DCBC returned to Cambridge a week before the start of Lent Term for an intensive training camp. Usually held abroad in destinations such as Seville or Banyoles, the 2018 camp took place on home ground (or rather home water) to give the Squad the opportunity to enjoy the recently-completed Cambridge Rowing Tank. Building work for the tank started in the summer of 2017, with finishing touches being carried out right up to January. With two 50 foot tanks containing 10 tonnes of water each, this is a serious piece of equipment designed to raise the standard of rowing across the whole of Cambridge and beyond. DCBC had exclusive access to the tank for the training week and were able to make full use of the six side-on cameras, two overhead cameras and live displays to really hone their technique. This yielded some exciting water sessions throughout the week and gave extra opportunities to integrate the novice rowers of first term into the senior squad.
The Tank was opened to external clubs on 15th January and has seen great interest from as far as Norwich. From top Cambridge crews ironing out the smallest details in their technique to groups of students who have never sat in a boat before and even corporate team building sessions, the tank has proved to be a huge asset to Cambridge rowing. The official opening of the tank will take place on Segreants’ Day, Saturday 21st April 2018.

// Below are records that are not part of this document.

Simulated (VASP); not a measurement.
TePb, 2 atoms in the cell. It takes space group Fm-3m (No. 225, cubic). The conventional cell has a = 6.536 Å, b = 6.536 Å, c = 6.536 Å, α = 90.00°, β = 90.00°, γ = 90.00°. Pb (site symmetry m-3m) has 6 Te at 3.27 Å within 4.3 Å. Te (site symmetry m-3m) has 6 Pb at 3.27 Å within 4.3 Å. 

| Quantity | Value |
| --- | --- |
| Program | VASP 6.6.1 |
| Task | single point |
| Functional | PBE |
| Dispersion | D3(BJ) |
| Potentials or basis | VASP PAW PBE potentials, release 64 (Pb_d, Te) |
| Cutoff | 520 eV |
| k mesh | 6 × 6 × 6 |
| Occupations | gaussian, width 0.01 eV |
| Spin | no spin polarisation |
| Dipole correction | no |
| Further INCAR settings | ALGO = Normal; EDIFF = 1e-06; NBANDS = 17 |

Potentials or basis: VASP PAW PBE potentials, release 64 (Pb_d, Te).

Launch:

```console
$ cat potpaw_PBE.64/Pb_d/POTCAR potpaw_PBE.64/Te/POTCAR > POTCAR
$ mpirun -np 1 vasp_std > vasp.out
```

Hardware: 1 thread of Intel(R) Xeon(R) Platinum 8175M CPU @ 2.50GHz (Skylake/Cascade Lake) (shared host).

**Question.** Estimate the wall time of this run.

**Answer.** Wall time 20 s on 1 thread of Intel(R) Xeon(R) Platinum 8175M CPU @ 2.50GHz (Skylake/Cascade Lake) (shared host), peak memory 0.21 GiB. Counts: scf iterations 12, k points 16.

Another piece of brand new kit that arrived at the beginning of Lent Term was a world class women’s VIII. Generously funded by DCBC alumnae, the new boat is named ‘Rachel’ in honour of Rachel Penny (née Pearce, 1986) and is sure to give W1 that extra edge in future races.
Lent Term 2018 saw the debut of the Downing Eliminator. The event was great fun and saw Newnham crowned the winners of the women’s competition while Downing were victorious in the men’s.
After a term of training in bitterly cold conditions, DCBC were excited to translate those long hours into results on the river, with five crews entered into Lent Bumps. However, Mother Nature decided to throw a rather large spanner in the works; the infamous Beast from the East.
With temperatures below freezing, heavy snowfall and a lethally icy towpath, no one had prepared for conditions as extreme as this. Cancellations due to the weather meant that no crew was able to race all four days, a gutting blow for a squad that had put so many hours of training in. Nevertheless, DCBC achieved some fantastic results and every single crew member showed true perseverance in the face of such a challenge. W1 bumped Clare, climbing to second in the division, and M1 ended their campaign in third place after a mighty battle against Caius. W2 climbed two places up the charts, an exhilarating first Bumps campaign for the majority of the crew. M2 had an unlucky campaign, which saw them being bumped by three first boats, but will be looking to bounce back and prove themselves next term.
Following on from the emotional rollercoaster of Lent Bumps, both M1 and W1 headed to the Thames to test their skills on the Tideway in HoRR and WEHoRR.
There was a huge turnout from the squad in London for front row seats to watch Cambridge’s historic victory in all four Boat Races. It was a particularly emotional day for DCBC, with Downing rowers representing both CUBC and CUWBC. First year Callum Sullivan rowed in seven-seat for Goldie, while fourth year and CUWBC legend Thea Zabell rowed four-seat in the Blue Boat and made the front page of a national newspaper! With a 5th place start for both W1 and M1, this is just the sort of inspiration the squad needs heading into Mays. Fingers crossed for warmer weather so DCBC can really prove what they are capable of.